Oh, so that's why the team is called "the Eagles."

As soon as the game begins, you are just inundated with action. We've got blue-tinged zombies firing handguns at you from point-blank range, rabid undead dogs jumping at your jugular and holy shit, there are even some reanimated corpses in the background lobbing knives at you! Thankfully, it keeps raining more ammunition from the heavens, so you never really have to worry about running low on bullets. And if you are wondering if this game prides itself on pre-ESRB sadism? Well, the overweight ghouls exploding in a shower of meaty, undead blood and guts and the undead pooches whimpering like scalded pups whenever you pop a cap in 'em pretty much tells you everything you need to no, don't it?

Even in a zombie Armageddon, you just
can't keep women from shopping.
All right, so we find ourselves in a subway system, complete with graffiti-stained trains. Here, our zombies become a little more diverse, complete with a few female zombies shambling towards you in hoop skirts and huge-assed earrings. This segues nicely into our first boss battle - which, basically, is just you versus a million billion zombie dogs, unarmed (but definitely still deadly) zombies and a new foe, some vampire bats, before going toe-to-toe with a brazen clone of Iron Maiden mascot Eddie, who in addition to having some limited pyrokenetic abilities, also has the power to morph into a white werewolf and jump all over the place like a lone rolled up sock in an industrial dryer.
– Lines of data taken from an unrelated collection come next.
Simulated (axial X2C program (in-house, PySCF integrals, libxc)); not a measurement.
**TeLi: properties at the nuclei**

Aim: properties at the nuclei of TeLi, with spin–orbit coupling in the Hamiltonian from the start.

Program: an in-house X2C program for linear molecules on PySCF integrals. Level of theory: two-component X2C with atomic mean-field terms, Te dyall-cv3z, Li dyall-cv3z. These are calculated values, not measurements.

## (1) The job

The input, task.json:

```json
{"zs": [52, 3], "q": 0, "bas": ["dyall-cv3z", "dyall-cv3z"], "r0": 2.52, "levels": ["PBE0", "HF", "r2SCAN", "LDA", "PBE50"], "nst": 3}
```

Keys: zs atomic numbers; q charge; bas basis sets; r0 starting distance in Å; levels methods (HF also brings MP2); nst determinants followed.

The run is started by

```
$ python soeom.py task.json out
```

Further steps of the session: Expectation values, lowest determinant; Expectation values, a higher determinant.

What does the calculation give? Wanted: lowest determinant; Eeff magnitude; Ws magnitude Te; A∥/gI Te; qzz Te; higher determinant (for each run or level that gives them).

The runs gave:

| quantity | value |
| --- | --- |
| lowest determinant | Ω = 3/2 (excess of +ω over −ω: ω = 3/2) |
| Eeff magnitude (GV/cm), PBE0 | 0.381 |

Up next, we've got that tried and true late 1980s\early 1990s rail-gun shooter staple, the elevator stage. Here, we're introduced to a new enemy - what appears to be a possessed golden owl, which periodically, likes to drop ZOMBIE FOOTBALL PLAYERS on you. Oh, and a couple of new zombie types make their debut, too, including some pistol packing brain-eaters with afros and these zombiefied guys wearing motorcycle helmets. Our bosses for this section are not one but TWO musclebound blue dude wearing Jason Voorhees masks and lugging AK-47s, In that, it's probably more a ripoff of The Road Warrior than Friday the 13th, but come on, is there any idea for a video game villain circa 1989 more awesome than fuckin' Jason with Rambo weaponry?

I wonder if skeleton bikers have patches
depicting screaming humans on their
jackets?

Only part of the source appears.